Brain Waves with Debra Rose…Pencils Down

‘We must be willing to let go of the life we have planned, to have the life that is waiting for us’ – E.M. Forster

Looking for certainty in life is hardwired.  We look for patterns, routines, form habits and create rituals so we can predict and perhaps control our lives and destiny.  One of the tools we employ are to-do lists and catalogue of goals to achieve, some short-term, some for a lifetime.

Bucket lists, life-markers to reach at certain stages and benchmarks of where we should be are all ways in which we take inventory of our lives and therefore how we feel about ourselves.  One of the hardest things to do is review the relevance of those lists and decide which ones to keep and which ones to let go.
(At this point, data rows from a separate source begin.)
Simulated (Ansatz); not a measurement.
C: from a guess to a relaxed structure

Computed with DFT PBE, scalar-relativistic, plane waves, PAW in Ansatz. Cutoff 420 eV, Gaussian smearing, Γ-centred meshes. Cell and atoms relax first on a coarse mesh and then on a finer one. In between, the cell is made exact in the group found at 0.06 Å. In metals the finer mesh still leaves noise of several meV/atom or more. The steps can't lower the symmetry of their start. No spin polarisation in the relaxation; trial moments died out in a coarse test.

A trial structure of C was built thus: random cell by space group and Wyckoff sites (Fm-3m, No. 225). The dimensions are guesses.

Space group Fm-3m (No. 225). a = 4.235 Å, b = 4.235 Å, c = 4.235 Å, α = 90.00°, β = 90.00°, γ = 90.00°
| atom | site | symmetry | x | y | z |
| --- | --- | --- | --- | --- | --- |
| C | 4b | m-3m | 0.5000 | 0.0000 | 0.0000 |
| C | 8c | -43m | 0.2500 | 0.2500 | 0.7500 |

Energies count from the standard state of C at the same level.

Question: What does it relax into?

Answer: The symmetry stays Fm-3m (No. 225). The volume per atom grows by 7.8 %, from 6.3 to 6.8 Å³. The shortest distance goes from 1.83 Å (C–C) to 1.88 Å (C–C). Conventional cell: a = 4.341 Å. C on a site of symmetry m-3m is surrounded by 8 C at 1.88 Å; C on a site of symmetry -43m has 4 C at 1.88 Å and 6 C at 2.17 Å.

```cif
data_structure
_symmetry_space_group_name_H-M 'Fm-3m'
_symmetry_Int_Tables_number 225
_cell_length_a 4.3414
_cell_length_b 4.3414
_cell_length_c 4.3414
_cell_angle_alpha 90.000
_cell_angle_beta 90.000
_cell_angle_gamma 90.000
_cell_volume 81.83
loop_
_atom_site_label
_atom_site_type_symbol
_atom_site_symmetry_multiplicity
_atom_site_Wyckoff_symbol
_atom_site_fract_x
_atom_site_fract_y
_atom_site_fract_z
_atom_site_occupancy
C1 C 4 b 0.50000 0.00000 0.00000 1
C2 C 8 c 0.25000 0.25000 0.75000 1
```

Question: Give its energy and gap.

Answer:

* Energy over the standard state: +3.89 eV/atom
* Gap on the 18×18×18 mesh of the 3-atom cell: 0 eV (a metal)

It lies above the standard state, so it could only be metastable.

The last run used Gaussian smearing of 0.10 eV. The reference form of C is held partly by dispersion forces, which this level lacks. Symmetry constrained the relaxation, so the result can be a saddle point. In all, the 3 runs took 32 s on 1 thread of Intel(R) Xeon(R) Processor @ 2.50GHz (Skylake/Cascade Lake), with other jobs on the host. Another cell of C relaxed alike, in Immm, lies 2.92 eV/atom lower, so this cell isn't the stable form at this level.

Many of us operate better with time-restrictions and management, when we have a deadline, a calendar date or some other hard-stop to what needs to be done.  We can also miss time-limits; flights, holidays, a performance commencing, and we deal with the consequences.  What about forgoing our self-imposed objectives and plans?  That it seems is much harder to do. It is also more liberating when you do.

Deciding when you have had enough of that lingering list or long-held aspiration is not giving up, is freeing yourself to pursue something else.  Sometimes we hold on to expired ambitions to distract us from the present or the future, perhaps wondering what we would fret about if we moved on and left ideas behind.  We can trust that if we have not accomplished what we intended to, it’s time to redirect our aim.  Maybe our current lives do not reflect our past targets, or those lists were created out of “should’s” instead of “want-to’s.”  If you can recall the relief when an outside force says, “time’s up” and you absolutely must stop, it may be because the stopping was mandatory, and your time was restricted.  Our time is still finite, and we can choose when and how we reshape our to-do lists.  With practice, saying “time is up” on dawdling projects allows us to happily anticipate accomplishing something more meaningful to the present.